2599.Whoever coined the phrase "there is nothing new under the sun" obviously designed a logo. And the farther we go into the 21st century, the more it seems that influences are harder and harder to get away from.
Mitt Romney, you see, has a Presidential Exploratory Committee out. And, while we wait to see if they find one, they did have time to roll out … what else … a logo. Here it is.

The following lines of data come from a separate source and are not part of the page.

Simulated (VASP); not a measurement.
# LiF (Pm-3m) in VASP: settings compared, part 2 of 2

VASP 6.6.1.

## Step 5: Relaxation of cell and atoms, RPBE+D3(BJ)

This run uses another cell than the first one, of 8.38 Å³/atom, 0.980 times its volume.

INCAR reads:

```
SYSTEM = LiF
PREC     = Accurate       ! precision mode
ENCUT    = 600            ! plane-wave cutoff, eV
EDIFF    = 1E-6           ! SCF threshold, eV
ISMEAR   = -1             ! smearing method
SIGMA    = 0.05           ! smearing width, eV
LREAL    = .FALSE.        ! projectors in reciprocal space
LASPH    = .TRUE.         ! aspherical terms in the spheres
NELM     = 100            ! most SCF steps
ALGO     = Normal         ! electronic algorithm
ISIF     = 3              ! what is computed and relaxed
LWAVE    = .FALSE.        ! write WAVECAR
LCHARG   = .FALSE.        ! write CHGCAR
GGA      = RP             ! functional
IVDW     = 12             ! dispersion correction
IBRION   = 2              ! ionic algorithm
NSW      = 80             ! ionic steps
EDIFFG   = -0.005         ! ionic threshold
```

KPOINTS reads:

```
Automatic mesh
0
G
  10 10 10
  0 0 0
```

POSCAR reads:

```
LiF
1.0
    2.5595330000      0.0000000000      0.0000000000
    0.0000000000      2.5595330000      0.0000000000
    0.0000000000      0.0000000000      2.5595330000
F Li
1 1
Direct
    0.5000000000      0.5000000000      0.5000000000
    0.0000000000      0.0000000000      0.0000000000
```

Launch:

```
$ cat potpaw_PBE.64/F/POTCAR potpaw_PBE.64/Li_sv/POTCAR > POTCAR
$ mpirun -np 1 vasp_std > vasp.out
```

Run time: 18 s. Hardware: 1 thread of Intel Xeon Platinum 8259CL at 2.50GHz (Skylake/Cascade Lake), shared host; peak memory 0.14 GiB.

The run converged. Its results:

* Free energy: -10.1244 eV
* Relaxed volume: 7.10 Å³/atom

There isn't anything wrong per se with it. It's a solid design - no Saul Bass or Paul Rand calibre, to be sure, but it'll get the job done. The classic type, the ligature between the E and the Y suggesting someone remembered to turn on contextual alternates; the vaguely inspiring tag line that anyone can read anything into. The graphical treatment of the R, the more I look at it, looks like three people standing shoulder to shoulder, facing the future and America's challenges – the three peoples that made America great: the red people, the white people, and the Na'vi.
But since, to a certain degree, everything borrows - eventually - from everything else. And it wasn't too long before the wags figured out that Mitt's logo has a certain minty-fresh feelng also featured by, well … this product:
This, it should be noted, is not the first time a professed Mormon and dental care have been thrown together in the same boat; 20th Century American History recalls the cultural hegemony of soft, family-friendly entertainment and sparkling teeth promoted by the Osmond family during the 1970s and 80s (and the welter of tasteless jokes about how wealthy the Osmond's phalanx of dentists must have been). But more than any percieved eminience grise of the LDS-orthodontia-industrial complex is the idea that these days, it's getting harder and harder to be interesting.
Romney's logo isn't bad, but it isn't memorable. The true triumph of working within a limited canon such as the political logo is to take every restriction and by exploiting them, create something truly interesting. And Romney's logo isn't bad … but it's not interesting. It's like they aimed for the sort of iconic impact of Obama's "O" without perhaps completely understanding what they were aiming for.